Can the ringgit rise brave the global storm?

The local unit has risen by 0.42% against the greenback since the start of this year amid concerns that the US economy has peaked and could go on a tailspin


The ringgit has been one of the best performing currencies in the region against the US dollar since the start of the year but worries remain whether the rise of the currency can be sustained as the world braces for greater uncertainties.

The local unit has risen by 0.42% against the greenback since the start of this year amid concerns that the US economy has peaked and could go on a tailspin.

Higher global oil price, which Malaysia benefits from the rise in price of the commodity, helped the ringgit to erase much of the losses from last year.

The local note had appreciated 1.7% from the lows of RM4.18 against the greenback a day before Christmas last year.

Against its regional peers, the local unit has appreciated against the Singaporean dollar, Thai baht, Philippine peso and Indonesian rupiah since early this year.

A less retaliatory tone by Washington and Beijing over their tariff spat and a more accommodating mantra by the US Federal Reserve (Fed) on interest-rate hikes have boosted the ringgit’s rise.

But with the US economy said to have reached its highs, a change in trajectory in the world’s largest economy could spell disaster to currencies like the ringgit.

Oanda Corp head of trading for Asia Pacific Stephen Innes said global risk sentiment is pinning a lot of hope on the thawing of the US-China tensions which could just be temporary.

“Fortunately both the US and China’s central banks are providing a backstop for risk which should support general risk sentiment and commodity outlook,” he told The Malaysian Reserve (TMR).

“In my view, the lower rate hike trajectory by the Fed has been a significant driver for the ringgit rally,” said the currency analyst.

The ringgit’s rise has been a respite after the currency declined from RM3.86 in March to as low as RM4.20 in November against the greenback.

However, he cautioned that the market may be pricing in a far too dovish Fed and that the tightening of the central bank’s balance sheet will be a stronger driver for the greenback going forward.

He added that a slowdown in the Chinese economy is the biggest risk facing the ringgit as this would hurt global growth sentiment and weigh in on commodity prices.

Meanwhile, FXTM chief market strategist Hussein Sayed said 2019 is likely to see a synchronised global slowdown — the inverse of the global synchronised economic growth observed in 2017.

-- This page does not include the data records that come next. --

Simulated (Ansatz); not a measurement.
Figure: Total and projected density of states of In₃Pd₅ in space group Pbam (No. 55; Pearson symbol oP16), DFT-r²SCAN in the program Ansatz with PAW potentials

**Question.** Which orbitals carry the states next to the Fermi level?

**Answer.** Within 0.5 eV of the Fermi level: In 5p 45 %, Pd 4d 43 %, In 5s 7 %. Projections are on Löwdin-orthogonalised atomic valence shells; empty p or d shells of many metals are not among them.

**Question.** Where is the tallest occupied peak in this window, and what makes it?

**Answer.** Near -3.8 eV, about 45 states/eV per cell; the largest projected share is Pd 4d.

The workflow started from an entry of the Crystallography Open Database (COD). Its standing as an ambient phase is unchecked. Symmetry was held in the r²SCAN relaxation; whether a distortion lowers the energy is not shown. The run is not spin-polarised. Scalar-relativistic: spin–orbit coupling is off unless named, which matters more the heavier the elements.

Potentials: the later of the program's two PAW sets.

“Many indicators have indicated a peak in the US economic cycle, including most recent economic surveys, financial conditions, housing data and the inversion of the US Treasury yield curve,” he said in a research note yesterday.

“Adding this together with trade tensions, political risk, fading fiscal stimulus and a tighter US monetary policy, the economic outlook is expected to look much more vulnerable in 2019,” he said.

Fitch Solutions Asia country risk analyst Darren Tay said the ringgit’s rebound is expected to be short-lived due to local uncertainties and external risk.

“The recovery is more due to the US dollar weakness following dovish signals from the Fed that the pace of hikes could slow in 2019,” Tay told TMR.

“Sentiment could remain unfavourable to the ringgit, especially given the risk of continued political and policy uncertainty in the country.”

He said the latter incorporates two core assumptions which are centred on political developments and commodity prices.

“On the political side, we are assuming a benign transition from Prime Minister Tun Dr Mahathir Mohamad to Datuk Seri Anwar Ibrahim in slightly more than a year and for identity politics to remain under control, failing which the ringgit would likely weaken significantly,” Tay said.

“On the economic side, our forecasts incorporate an average Brent crude price of US$75 (RM307.50) per barrel in 2019, which would support the ringgit as 15.3% of total exports in 2017 were in the oil and gas category,” said Tay.

On the developments between the US and China, Tay said it is unlikely that a lasting resolution to the trade dispute will be reached as the two countries remain far apart on key issues.

“The 90-day truce period negotiated at the Group of 20 summit will likely end with a re-escalation of trade tensions, which would further drive sentiment against emerging markets, including Malaysia, and weigh on the ringgit.”

Meanwhile, FXTM research analyst Lukman Otunuga said the commodity-linked currency found support on recent US dollar weakness, speculation that the Fed is to take a pause on rate hikes this year and renewed optimism over the US-China trade talks.

“While the rally could extend on the US dollar weakness, upside gains remain capped by rising geopolitical risks,” he told TMR.

“With concerns over plateauing global growth and fears of a slowdown in China’s growth momentum weighing on sentiment, the ringgit could face headwinds down the road,” he said.